Recent revelations from Edward Snowden about pervasive government surveillance have led to many questions about the safety of communications using the SSL/TLS protocol. Such communications are generally safe from eavesdroppers, as long as certain precautions are observed. For example, configuring your web server to avoid using SSL2 and SSL3, favoring newer versions of TLS like TLS 1.2, selecting strong ciphersuites, etc.
But even if your server is configured properly, you still must secure the private key associated with your SSL certificate. In nearly all cases, the web site owner generates their key pair and sends only the public key to their Certification Authority (CA). The CA (and any eavesdropper) sees only the public key, and the private key cannot be derived from that. So the CA cannot reveal a web site owner’s private key to the government or an attacker, even if coerced to do so.

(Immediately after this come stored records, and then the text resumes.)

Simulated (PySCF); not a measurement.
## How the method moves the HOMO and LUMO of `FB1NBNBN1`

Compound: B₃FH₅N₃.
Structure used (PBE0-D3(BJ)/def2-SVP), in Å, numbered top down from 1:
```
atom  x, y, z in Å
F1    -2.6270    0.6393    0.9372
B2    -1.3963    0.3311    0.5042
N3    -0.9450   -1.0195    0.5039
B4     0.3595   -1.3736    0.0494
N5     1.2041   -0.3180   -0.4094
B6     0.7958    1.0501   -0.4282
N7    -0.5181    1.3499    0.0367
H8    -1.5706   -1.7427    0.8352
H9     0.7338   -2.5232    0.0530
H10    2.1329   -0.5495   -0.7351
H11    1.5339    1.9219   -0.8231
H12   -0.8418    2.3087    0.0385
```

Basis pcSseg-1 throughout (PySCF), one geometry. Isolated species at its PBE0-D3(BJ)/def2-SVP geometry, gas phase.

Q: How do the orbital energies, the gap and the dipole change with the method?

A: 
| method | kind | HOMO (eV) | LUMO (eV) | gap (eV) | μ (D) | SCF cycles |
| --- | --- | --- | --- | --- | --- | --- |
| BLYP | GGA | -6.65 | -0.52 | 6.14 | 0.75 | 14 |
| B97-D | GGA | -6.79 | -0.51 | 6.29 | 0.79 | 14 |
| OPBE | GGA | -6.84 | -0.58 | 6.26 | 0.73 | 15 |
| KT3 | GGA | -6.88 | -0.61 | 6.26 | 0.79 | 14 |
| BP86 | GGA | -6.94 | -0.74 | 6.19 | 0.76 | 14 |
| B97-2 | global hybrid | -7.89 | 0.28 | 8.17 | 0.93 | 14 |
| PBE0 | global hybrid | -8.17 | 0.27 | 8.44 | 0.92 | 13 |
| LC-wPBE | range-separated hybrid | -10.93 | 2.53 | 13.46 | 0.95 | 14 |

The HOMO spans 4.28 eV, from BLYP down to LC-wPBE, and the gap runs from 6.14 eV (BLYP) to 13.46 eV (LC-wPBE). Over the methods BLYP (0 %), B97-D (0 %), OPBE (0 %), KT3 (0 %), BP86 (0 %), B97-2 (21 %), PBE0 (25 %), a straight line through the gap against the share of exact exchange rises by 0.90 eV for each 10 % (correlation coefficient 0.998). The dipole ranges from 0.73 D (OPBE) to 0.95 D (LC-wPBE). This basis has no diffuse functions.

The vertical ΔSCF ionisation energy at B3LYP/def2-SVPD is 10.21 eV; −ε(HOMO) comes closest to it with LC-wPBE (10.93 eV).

After your SSL certificate has expired and been replaced with a new key pair and certificate, it’s still important to secure or destroy the old private key, because attackers have the ability to save old SSL-protected traffic. In many cases, an attacker with a private key and saved SSL traffic can use the private key to decrypt all session keys negotiated during saved SSL handshakes, and then decrypt all saved session data using those session keys.
But not if the web server and its clients agree to use a key agreement protocol that offers support for Perfect Forward Secrecy (PFS). First let’s look at how things work without PFS. The client generates a random number and sends it to the server, encrypted it with the public key of the server. Only the server can decrypt it, so now both sides have the same random number. They use a key generation algorithm to derive the session key from that random number. But an attacker who knows the server’s private key can also decrypt the random number, apply the same key generation algorithm, and arrive at the same session key. The attacker can then decrypt any saved SSL session data.
Using PFS, there is no link between the server’s private key and each session key. If both client and server support PFS, they use a variant of a protocol named Diffie-Hellman (after its inventors), in which both sides securely exchange random numbers and arrive at the same shared secret. It’s a clever algorithm that prevents an eavesdropper from deriving the same secret, even if the eavesdropper can view all the traffic. See this Wikipedia article for a clear explanation of how this works, and this blog post for a more detailed technical explanation. Note that if the ephemeral variant of Diffie-Hellman is used, no part of the exchange is encrypted with the web server’s private key. That means that an attacker who obtains the private key cannot decrypt any saved sessions that were established using PFS.
The variants of Diffie-Hellman are known as Diffie-Hellman Ephemeral (DHE) and Elliptic Curve Diffie-Hellman Ephemeral (ECDHE). You’ll see those terms within the names of TLS ciphersuites that can be configured for use in your web server. For example, Ivan Risti? of SSL Labs recommends the following:
- TLS_ECDHE_RSA_WITH_RC4_128_SHA
- TLS_ECDHE_RSA_WITH_AES_128_CBC_SHA
- TLS_ECDHE_RSA_WITH_AES_256_CBC_SHA
- TLS_ECDHE_RSA_WITH_3DES_EDE_CBC_SHA
Please note that there are more options available which may have to be used as the industry moves to ECC certificates, TLS 1.2 and GCM suites. Also note that you may see ciphersuites with DH (not DHE) and ECDH (not ECDHE) in their names – these are variants of Diffie-Hellman that do not exhibit the Perfect Forward Secrecy property. Only DHE and ECDHE support PFS at this time.
Risti? also provides information on how to configure PFS support on Apache, Nginx and OpenSSL. If you want to see if your server supports PFS, test it at the CA Security Council’s SSL Configuration Checker.
Do the browsers support PFS? Yes they do. At this time, Chrome, Firefox, IE, Opera and Safari all support PFS when using ECDHE cipher suites with RSA and ECC SSL certificates. All browsers except IE also support DHE with RSA certificates. You can also test your browser to see if it supports PFS. If your web site needs to support older browsers that may not support PFS, you’ll have to configure your web server to also offer non-PFS suites. But list PFS suites first in order of preference.
PFS is a mature technology that is built in to nearly all major browsers and web servers. It’s available for use in securing your SSL traffic both now and in the future.